The guilds’ elementals are the lifeblood of the game - they are your troops and at the same time the resource necessary to attack. Soon you will find yourself wondering how to use them best. Each turn you are torn, choosing one of three possible actions. Do you want to strengthen your position at the Rift, sacrifice elementals for powerful combo attacks or gather support for your next turn?

Gain Riftforce by destroying the elements of your opponent and by controlling locations along the Rift. Only then will you ascend and win the game.

Discovering new synergies between the different guilds, clever gameplay combos and the deeper layers of strategy will keep you coming back to enjoy the game again and again.

Dungeon Party

Dungeon Party is a quick-play fantasy role-playing game played with coasters and a coin.

Dungeon Party is easy to learn, playable in a short time (or extended if that is desirable), has all of the aspects of a classic RPG adventure, and is playable in a bar, restaurant, or at home. The combat mechanism is fun and adds an element of luck and skill without much complexity. The game system is infinitely expandable.

Players will assemble a "dungeon" by creating a stack of coasters that includes rooms, monsters, and treasures. They then adventure through the dungeon by battling through each room, defeating the monsters, and looting the treasure. Along the way, they may pick up magical treasures or spells that can help them in their quest. If they survive the dungeon, the player with the most treasure points wins. If they do not, the dungeon wins. But either way, there will be laughs and maybe even a drink or two!

—description from the publisher

Summer Camp

Find your cabin assignment, wring out your swimsuit, and relive the days of canoeing, friendship bracelets, and s'mores with Summer Camp, a competitive deck-building game in which players race to earn merit badges and collect the most experience points to win. Each player has their own deck of cards to play, and as the game progresses you add new cards to your deck to make it even stronger.

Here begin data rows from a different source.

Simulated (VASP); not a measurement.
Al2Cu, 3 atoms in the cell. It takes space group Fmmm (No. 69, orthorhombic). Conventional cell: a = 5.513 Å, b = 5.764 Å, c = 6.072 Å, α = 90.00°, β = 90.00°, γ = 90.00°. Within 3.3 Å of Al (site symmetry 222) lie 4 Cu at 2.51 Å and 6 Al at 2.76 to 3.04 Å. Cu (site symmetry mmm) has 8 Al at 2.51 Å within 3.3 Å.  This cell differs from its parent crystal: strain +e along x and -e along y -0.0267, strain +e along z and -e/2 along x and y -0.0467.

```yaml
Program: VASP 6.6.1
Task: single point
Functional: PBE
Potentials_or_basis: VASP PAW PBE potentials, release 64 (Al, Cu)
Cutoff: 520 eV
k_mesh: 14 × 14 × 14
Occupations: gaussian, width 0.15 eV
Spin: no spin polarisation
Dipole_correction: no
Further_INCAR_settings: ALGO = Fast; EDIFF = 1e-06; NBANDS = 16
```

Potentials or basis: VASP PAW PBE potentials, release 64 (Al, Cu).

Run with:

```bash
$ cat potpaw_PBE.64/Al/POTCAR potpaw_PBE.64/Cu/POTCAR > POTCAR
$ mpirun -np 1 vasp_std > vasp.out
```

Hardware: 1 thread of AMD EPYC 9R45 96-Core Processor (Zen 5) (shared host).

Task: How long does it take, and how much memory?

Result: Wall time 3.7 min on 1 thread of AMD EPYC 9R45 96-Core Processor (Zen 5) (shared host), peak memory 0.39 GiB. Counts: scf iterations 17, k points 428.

Summer Camp differs each playing as the game includes seven different merit badge decks along with the base deck: adventure, arts & crafts, cooking, friendship, games, outdoors, and water sports. Each game uses three merit badge decks that can be mixed and matched for unique gameplay scenarios.

To win, players must earn the most camp experience points, points that are gained by claiming merit badges, advancing your pawns along the merit paths, and buying cards. Devise your strategy, build the best card combinations to outplay your opponents, and rule the summer as the ultimate camper!

Mandala Stones

In Mandala Stones, you use artists to collect colorful stones in towers that you then score.

To set up the game, randomly place the 96 stones — 24 each in four colors and 48 each in two patterns — on the main board in stacks of four. Place the four artist pillars in their starting locations among these stone stacks.

On a turn, you either pick stones or score stones. To pick, move an artist to a new location, then collect all stones adjacent to this artist that (1) bear the same pattern as that artist and (2) are not adjacent to another artist. Choose one of these stones to be first in a tower, then stack the other collected stones on top of this foundation one in clockwise order, then place this tower on an empty space on your player board.

To score, choose to remove either (1) a color that appears on the top stones of at least two towers on your player board or (2) any number of top stones on your player board. In the latter case, you score 1 point for each removed stone. In the former case, you score points for each removed stone depending on the scoring condition for that space on your player board, which might be based on the height of that stone in a tower or the number of colors in that tower or the height of all towers on your board. Place all removed stones on the shared central mandala, building from the inside out and possibly scoring points depending on the spaces that you cover.

If a player can neither pick nor score OR if a stone placed on the central mandala covers the game-ending space based on the number of players in the game, complete the round so that everyone has the same number of turns. Each player can then score one of two secret objective cards in their hand, then the player with the most points wins.

Dragon Parks

Dragons are back into our world, and they are in vogue! As the proud owner of group of islands where dragons nest, you’ll have to manage both the tourists’ expectations and the dragons’ appetite…

Dragon Parks is a drafting game which makes use of transparent cards. Select a new card each turn to put on one of your three islands, adding or covering dragons in this park as you do. Some dragons hate to be covered by others and will snap back at you, and if you manage to hatch an egg by covering it, it will attract new visitors!

After 3 turns, the season ends. You will then score visitors depending of the number of different dragons visible on each island, with a bonus for the dragon type in vogue this season, and extra visitors if you attract the Legendary Dragon to your parks… But beware, if you have fewer sheep available than you have dragons, you will lose visitors equal to the difference!

The game ends after 3 seasons, and the player with the most visitors at the end wins!